A missing shipment of cocaine.
Three street-kids fighting for their lives.
A mafia hit-man intent on killing them.
A naive expat who gets in their way.
Who would you bet on?
Today I join FJ (Fiona) Curlew on tour with her latest novel, Don’t Get Involved. Described as ‘a high end thriller – thought-provoking, dealing with politics, corruption and homelessness, with a sprinkling of magic realism’, it was just published on 7th October 2019.
Fiona has written a guest post for us all today about the inspiration behind writing this book so I do hope you enjoy.
“Street-kids were often seen hanging around the many buskers, flitting through the underpasses, skulking in the shadows. They were simply a fact of life, ignored by many, helped by a few.”
[ About the Book ]
Ukraine, 2001. A time of lawlessness and corruption. Three street-kids stumble upon a holdall full of cocaine, belonging to the Mafia. Mafia hitman, Leonid, is given the job of retrieving the cocaine and disposing of the street-kids. To do so he is forced to step back into his old life and he doesn’t like it. The children run on their wits. Leonid hunts them down. Nadia, a young woman with her own dark past, arrives in Ukraine looking for a fresh start. She wasn’t expecting this!

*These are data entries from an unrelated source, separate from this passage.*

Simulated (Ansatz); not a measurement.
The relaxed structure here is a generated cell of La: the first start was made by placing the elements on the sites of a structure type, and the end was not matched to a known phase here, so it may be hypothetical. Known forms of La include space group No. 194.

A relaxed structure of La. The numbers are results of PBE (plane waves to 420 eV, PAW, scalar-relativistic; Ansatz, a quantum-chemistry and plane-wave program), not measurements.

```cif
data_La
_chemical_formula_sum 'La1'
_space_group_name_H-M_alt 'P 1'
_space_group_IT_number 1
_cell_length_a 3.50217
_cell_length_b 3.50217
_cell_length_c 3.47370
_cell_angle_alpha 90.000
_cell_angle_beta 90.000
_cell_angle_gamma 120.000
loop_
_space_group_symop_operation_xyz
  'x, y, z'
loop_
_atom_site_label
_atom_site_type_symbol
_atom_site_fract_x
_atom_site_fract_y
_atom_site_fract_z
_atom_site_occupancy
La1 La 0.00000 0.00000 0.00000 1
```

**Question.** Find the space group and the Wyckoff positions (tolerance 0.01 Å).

“She had no idea of what, or who, she was supposed to be running from. Right now everything was a threat. Definitely militsiya, but who else? Everyone. Right now it felt like everyone.”
The Story Behind ‘Don’t Get Involved’
Ukraine – A country that had such an impact on me.
I have had the great fortune of being an international school teacher, which has allowed me to experience life in different countries. Fourteen years were spent in Eastern Europe. Four of them in Kyiv, Ukraine. Many of the events written about in “Don’t Get Involved” are based upon stories I was told by other expats, locals, and things that I witnessed or experienced myself. Life was hard for many, but being a teacher, it was the children that got to me the most. Street-kids were often seen hanging around the many buskers, flitting through the underpasses, skulking in the shadows. They were simply a fact of life, ignored by many, helped by a few.
I found it hard to ignore, walk past, and ended up getting to know a few of them, giving them food, warm clothes, a bit of money, a bit of time. There was one couple that really touched me. They were a brother and sister who would chat and smile when I bumped into them. But they were so different from the rest. There was a grace to them. There was also an acceptance of their fate which I found very unsettling. Apart from living on the streets with the danger and hardships that dealt them, a black Mercedes would also pick one of them up on a regular basis, and the other would wait quietly in the same spot until their return. It was patently obvious that this wasn’t anything good, but it was simply accepted. This was what they did. It broke my heart.
When I came back to Scotland I wrote a few short stories based on my time in Ukraine, from the stray dogs I gathered – and yes, they travelled on with me! – to the vulnerability of people living in a corrupt society, and I realised that a novel was scratching away at me. The children just wouldn’t leave me and I decided to work on a scenario that I could place them in. The Mafia were also ever present, as was the corruption of the militsiya and the government, all of which I experienced firsthand. Of course there was the beautiful side to Ukraine as well. The genuineness of the ordinary people despite the dark history of their country, from the Holodomor and Soviet days, to Chernobyl and a succession of corrupt, dirty governments.
The story became a thriller, where the children take on the Mafia and a hunt ensues. Lives change. The street-kids are based on those that I knew, all other characters are fictitious. Oh, and I have sprinkled them with a little bit of magic because I felt they deserve it!
[ Bio ]
Fiona spent fifteen years working as an international school teacher, predominantly in Eastern Europe. Much of her inspiration comes from her travels. Her writing has been described as, “Human experience impacted upon by political situation, interwoven with a love of nature.”
She now lives on the East Coast of Scotland with Brockie the Springer, and Fingal the rescued Portuguese street-cat. Her days are divided between dog-walking in beautiful places and working on her stories. Not a bad life!
Don’t Get Involved is her third book.